Hands down the most somber place we’ve visited thus far in Busan, the United Nations Memorial Cemetery pays tribute to the international brigade of soldiers who died defending the Republic of Korea against the forces of communism. Sixteen nations are represented here, and the cemetery is a melancholy reminder of the costs of war.
Despite the cemetery’s gloom, it’s a sublimely beautiful place, with perfectly manicured lawns and niwaki-shaped junipers lining the walkways. The graves themselves are laid out in a highly regimented fashion, grouped together by nation. It’s not hard to imagine platoons of soldiers lined up in their place, awaiting a final set of orders.

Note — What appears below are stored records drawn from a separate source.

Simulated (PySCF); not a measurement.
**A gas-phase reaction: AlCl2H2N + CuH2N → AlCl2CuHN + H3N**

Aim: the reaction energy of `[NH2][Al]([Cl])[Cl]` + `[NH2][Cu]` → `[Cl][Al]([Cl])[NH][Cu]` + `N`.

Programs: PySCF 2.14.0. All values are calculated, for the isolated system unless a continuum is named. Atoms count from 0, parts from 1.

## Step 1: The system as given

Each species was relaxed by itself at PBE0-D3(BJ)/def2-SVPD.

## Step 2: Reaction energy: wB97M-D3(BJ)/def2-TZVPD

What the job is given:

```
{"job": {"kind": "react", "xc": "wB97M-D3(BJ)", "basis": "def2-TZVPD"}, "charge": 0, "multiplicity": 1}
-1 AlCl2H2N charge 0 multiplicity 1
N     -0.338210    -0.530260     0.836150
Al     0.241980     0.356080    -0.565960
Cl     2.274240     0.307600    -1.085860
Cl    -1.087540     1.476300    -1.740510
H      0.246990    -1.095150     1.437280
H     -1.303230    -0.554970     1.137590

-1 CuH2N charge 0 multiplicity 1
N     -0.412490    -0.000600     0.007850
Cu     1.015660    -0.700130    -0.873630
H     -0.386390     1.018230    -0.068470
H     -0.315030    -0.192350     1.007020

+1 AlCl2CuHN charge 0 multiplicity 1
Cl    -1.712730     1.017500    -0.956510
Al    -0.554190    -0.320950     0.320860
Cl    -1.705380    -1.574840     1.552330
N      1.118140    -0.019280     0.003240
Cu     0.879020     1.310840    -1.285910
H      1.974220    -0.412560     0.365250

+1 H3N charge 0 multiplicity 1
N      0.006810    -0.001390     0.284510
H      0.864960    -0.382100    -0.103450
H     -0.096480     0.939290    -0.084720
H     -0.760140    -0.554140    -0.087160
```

In the US, the Korean War is among the least heralded of conflicts. It’s the one almost always skipped over in history class, and is often referred to as “The Forgotten War”. Even at the time, most Americans didn’t understand the reasons behind the fighting, and many just tuned it out. Too complicated, too remote to think about… much like our engagement in Afghanistan is today. But the cost to the USA was considerable. As the UN moved to protect Korea against the sudden Soviet-backed incursion, America provided 88% of the international troops and suffered a severe number of casualties.
I was struck dumb as went by the Wall of Remembrance, where the names of the foreign soldiers who lost their lives are etched. 36,492 American names are found here, alphabetically by state. The sheer amount of space it takes to record that number of names is astonishing. Walking along the wall and reading out some of the names, I felt myself growing ashamed; I was squarely among those who don’t know much of anything about the Korean War. And that was something I swore to change.